Curried Rice and Artichoke Salad
1 cup Long Grain Delta Blues Rice
2 cups chicken broth
1 tablespoon butter
1/2 teaspoon salt
1/2 teaspoon garlic powder
1/2 teaspoon onion powder
1/2 teaspoon thyme
1/2 teaspoon Italian herbs
1/4 teaspoon tumeric
6 ounce jar marinated artichoke hearts
1/2 cup mayonnaise
1/2 green bell pepper, chopped
3-4 green onion, chopped, white and green parts
13-15 pimiento-stuffed green olives, sliced
1 teaspoon curry powder
Salt and pepper
1.Combine rice, chicken stock, and next seven ingredients in a pot. Bring to a boil. Stir once, cover with tight-fitting lid, and turn heat to the lowest setting. Cook for 15 minutes or until rice is tender. Remove from heat, but allow the rice to steam with the lid on for an additional 10 minutes (you can omit this step if you're in a hurry).
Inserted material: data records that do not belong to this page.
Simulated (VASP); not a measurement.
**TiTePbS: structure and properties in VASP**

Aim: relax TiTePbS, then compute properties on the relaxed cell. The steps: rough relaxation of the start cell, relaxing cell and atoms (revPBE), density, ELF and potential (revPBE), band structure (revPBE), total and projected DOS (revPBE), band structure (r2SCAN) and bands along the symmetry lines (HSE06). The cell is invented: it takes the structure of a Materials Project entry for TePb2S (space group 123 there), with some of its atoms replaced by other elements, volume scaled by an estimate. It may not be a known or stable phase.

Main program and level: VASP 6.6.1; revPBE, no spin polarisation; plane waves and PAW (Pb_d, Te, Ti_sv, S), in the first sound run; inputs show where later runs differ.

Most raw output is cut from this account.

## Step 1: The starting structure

2. While the rice is cooking, drain the artichoke hearts and save the liquid. Whisk this liquid with the mayonnaise. Stir in the bell pepper, green onions, olives, curry powder, salt, and pepper. Stir in the artichoke hearts.
3. Combine the rice and the artichoke mixture. Cover, chill, and allow the flavors to come together for a couple of hours.